The Mudcat Café TM
Thread #76576   Message #3849628
Posted By: GUEST,.gargoyle
09-Apr-17 - 06:02 AM
Thread Name: Req: Irish Comic Poem (for recitation)
Subject: RE: Req: Irish Comic Poem (for recitation)
Mr. Kress, I got complaint,
About one ten cent can of paint
My wife, she buy from your dam store,
And now by Christ, I'm good and sore.

You see, last week the spring she come
An everything, he's on the bum.
Da wall, da floor, and da window too,
He's dirty like; no like new.

Now my wife, she's clean and neat,
So she buy paint for toilet seat.
In one whole week we watch with eye
But whoopee paint, he not get dry.

My wife ain't tall, she's kinda fat,
Now you should see just where she sat.
She's got ring around complete,
Where she sat down on toilet seat.

I say to her, "It serve you right,
To try and be so whoopee tight".
That ten cent paint, he's no damn good,
He won't dry on no damn wood.

My daughter too get ring around
When on toilet seat she sit down.
For one whole damn week by Christ we wait
And now we all got constipate.

By Christ, I don't know what to do,
You got to eat and some go through.
My wife she cry and cry and cry
But whoopee paint, she not get dry.

And she's got sister, Evangelous,
She lives all time in house with us.
Last night I'm look where she sit down
By Christ, she's so fat she almost round.

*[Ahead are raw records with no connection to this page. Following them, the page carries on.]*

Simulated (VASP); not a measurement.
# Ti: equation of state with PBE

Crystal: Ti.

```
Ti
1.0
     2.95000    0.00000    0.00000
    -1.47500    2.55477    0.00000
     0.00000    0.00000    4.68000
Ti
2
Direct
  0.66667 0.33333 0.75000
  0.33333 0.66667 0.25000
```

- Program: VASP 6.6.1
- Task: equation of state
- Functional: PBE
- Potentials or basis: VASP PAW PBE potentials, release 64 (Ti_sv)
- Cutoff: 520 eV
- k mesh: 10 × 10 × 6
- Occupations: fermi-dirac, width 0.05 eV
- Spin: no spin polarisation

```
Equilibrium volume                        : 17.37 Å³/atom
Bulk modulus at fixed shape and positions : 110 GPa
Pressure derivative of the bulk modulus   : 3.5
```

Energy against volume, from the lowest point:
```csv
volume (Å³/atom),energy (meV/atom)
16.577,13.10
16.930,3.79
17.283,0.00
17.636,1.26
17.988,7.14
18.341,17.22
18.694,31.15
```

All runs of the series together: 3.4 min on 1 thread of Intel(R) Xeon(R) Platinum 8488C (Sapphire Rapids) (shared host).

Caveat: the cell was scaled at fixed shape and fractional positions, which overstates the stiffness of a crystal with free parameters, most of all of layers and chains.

I'm try to wipe off, with turpentine,
She howl like wolf, she lose her mind.
I'm scare like hell for half a day,
Da skin come off but the paint she stay

I live long time, but never see,
A man w'st got so mad like me.
When I think about that paint,
By Christ, I'm almost faint

Now, Mr. Kresge, I ask you
What the hell we're gonna do
For how can house be nice and neat,
If paint won't dry on toilet seat?.

Sincerely,
Gargoyle
First, and only time I heard this, it was delivered by a teenage boy in a west coast, U.S.A. speech competion in 1973. He used a French Canadian accent.